By dr. Mark Joseph O’Connell,
My recent post from the Seneca Canadian Fashion Diversity Project:
This is Charlene Chasse she has worked as a historical re-enactor with Parks Canada for the past nineteen years. She states of herself:…”I knit, I sew, I cook and I do hot yoga.” She also brings to life the fascinating historical figure of one Marie Marguerite Rose…
Fig. 1, “Charlene Chasse portraying Marie Marguerite Rose”, https://www.facebook.com/CanadaC3/photos/i-portray-marie-marguerite-rose-shes-a-freed-slave-she-gets-her-freedom-in-1755-/388351961562977/
The legacy of the fashion artifacts left behind in what is now Cape Breton by one Marie Marguerite Rose, add an alternative story and contribute to a deeper interpretation of the history of early Black Canadian fashion history. Her legacy might have been lost, but Graham Reynolds in Viola Desmond’s Canada, A History of Blacks and Racial Segregation in the Promised Land (2016) pieced together her story from disparate bits of ephemera that recorded various aspects of her life, and when viewed ensemble, a truly inspiring story emerged. Born in 1717, Marie Marguerite Rose was originally from Western Africa in what is now Guinea. Kidnapped as a child into the African Slave trade, she was later taken to Louisbourg on Île Royale (which we now know as Cape Breton Island) in 1736, at the age of 19. The man who purchased her, Jean Chrysostome Loppinot, was a French naval officer and tasked her with raising his twelve children and keeping the family home. She herself had one child, a son, who as result of the laws at the time became enslaved property of the household. His story was not end happily, after fleeing with his mother and the Loppinot family to France during the fall of Louisburg, he returned to Île Royale four years later with the household, whereupon he died at the age of thirteen.
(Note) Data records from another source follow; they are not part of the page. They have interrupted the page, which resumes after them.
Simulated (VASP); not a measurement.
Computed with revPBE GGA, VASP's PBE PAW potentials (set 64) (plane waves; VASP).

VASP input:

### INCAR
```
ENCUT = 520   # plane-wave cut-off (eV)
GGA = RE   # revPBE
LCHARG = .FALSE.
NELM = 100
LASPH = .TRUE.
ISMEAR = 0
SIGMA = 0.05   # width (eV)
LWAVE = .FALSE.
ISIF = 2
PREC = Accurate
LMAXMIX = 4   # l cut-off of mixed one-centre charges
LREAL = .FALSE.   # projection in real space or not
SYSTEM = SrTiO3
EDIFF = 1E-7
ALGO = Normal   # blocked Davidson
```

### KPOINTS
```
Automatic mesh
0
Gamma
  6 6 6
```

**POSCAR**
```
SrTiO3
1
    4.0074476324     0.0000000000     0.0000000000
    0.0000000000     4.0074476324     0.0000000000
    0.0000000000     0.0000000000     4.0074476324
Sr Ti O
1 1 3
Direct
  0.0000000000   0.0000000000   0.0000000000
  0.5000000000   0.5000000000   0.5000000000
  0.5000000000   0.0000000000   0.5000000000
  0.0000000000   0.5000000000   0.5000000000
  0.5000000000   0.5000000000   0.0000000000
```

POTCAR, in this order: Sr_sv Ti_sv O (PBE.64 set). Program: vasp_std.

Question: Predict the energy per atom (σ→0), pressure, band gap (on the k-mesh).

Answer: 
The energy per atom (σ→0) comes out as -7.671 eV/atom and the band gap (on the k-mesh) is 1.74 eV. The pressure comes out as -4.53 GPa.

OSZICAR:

Rose however had a happier story; in 1755 she became a free woman, and subesquently married a Miꞌkmaq man who had taken the name Jean-Baptist Laurent when he was converted to Roman Catholicism. She also opened up a successful restaurant and inn; an establishment that was known all over the island because of the reputation of Rose’s cuisine, as well as the high-quality French brandy she and her husband served (Jonah 2016; Donovan 2004). Although she was illiterate, Rose was respected for her business acumen, and conducted some of her business transactions independent of her husband, which was unorthodox at the time and also ran counter to French law (Reynolds 2016). Upon her untimely death in 1757, the inventory of her personal possessions, and the record of what they were sold for, revealed that she owned a wardrobe of dresses, jackets and skirts, that although they showed wear, they were all made from imported fabrics, or the garments themselves could have come directly from France. The textiles were mostly cottons, variously embroidered and striped, and the record of these indicate she was fond of vibrant colours and dyed her clothing to achieve this. She also owned a red satin skirt, and silk stockings; they must have indeed brightened up the long gloomy Cape Breton winters. Only her cloaks were heavy woolens of a more reserved brown colour.
Of particular significance however was her jewelry: a necklace of pearls and one of garnets. As Reynolds says “Jewelry was not a common adornment among most of the women of Louisbourg, and it was usually reserved for women of upper class or bourgeoisie status (Reynolds 2016, 94). She also owned a “light flintlock musket” (198). Taken as a whole—her possessions, her obvious sense of style—all disrupt the many narratives of race, fashion, and also flouts the “rules” of who could possess what, and who could engage in “fashion” and possession of luxuries at this time in Canadian history. One wonders how many other lives were lived that completely break apart the “narrative” of Canadian fashion history. Hopefully more scholars will piece together the unconnected peripheral data that record the life of a citizen to bring more stories like this to light. Her story also focuses perhaps unwanted attention on the fact that Canada has a history of domestic slavery. This actually should come as a shock to no one, our national origins derive from the global ambitions of two Imperialist economic powers, both of whom were generating huge revenues from the colonial slave trade.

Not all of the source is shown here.